With the rise of microdistilleries, it was only a matter time until we saw on-site eateries featuring the unique flavors and personality of the artisanal distillery. St. Louis’ Square One Brewery and Distillery has a food menu that includes lots of food and spirit pairing suggestions. Flavor infused spirits complement the food. Spirits are also offered in tasting flights, including flights in two portion sizes. Differing portion sizes encourages customers to explore new products and the adventure of artisanal small batch beverages.
Other distillery pubs include the Bardenay Restaurant and Distillery in Boise, Idaho, and Dogfish Head Brewing and Eats in Rehoboth, Delaware. Some of these brewery-distillery manufacturers and pubs offer a line of on site produced beers and spirits.

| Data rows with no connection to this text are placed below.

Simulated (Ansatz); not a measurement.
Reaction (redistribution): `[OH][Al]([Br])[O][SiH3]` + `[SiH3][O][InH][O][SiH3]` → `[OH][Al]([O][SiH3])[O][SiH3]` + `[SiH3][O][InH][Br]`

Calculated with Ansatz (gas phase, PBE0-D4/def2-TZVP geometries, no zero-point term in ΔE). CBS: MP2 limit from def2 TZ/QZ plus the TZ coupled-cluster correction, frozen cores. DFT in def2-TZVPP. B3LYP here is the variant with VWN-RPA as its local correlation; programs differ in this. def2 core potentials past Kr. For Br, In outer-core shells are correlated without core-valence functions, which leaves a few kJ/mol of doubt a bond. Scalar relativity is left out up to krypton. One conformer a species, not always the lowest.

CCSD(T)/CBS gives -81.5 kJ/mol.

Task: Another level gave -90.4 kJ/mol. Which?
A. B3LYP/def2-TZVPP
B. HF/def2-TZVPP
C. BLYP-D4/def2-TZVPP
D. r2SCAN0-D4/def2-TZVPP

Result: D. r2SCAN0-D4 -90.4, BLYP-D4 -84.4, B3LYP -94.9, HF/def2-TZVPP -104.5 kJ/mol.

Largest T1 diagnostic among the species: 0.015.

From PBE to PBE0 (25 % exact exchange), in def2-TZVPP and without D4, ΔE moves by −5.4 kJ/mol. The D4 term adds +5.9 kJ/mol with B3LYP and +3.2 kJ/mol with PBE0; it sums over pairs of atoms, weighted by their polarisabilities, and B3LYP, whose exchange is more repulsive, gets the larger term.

New York laws make it difficult to manufacture more than one alcohol variety at a single plant. Even with “alternating premises,” the laws in New York do not favor a mixed distillery-brewery, and especially not one that is also a brew-pub. Recent changes in federal and state laws to ease some of the restrictive regulations and tax burdens show that this industry plays an increasingly significant role in the state’s economy. As the large companies like Kodak, Xerox and Bausch & Lomb continue to diminish their footprint on the state’s economic base, these small beverage manufacturing businesses not only provide jobs, but they also create important synergies with the agricultural and tourism industries in New York. As more New York artisanal beverage manufacturers want to spread their wings into new product ventures, I expect we will see laws that allow these hybrid manufacturing operations.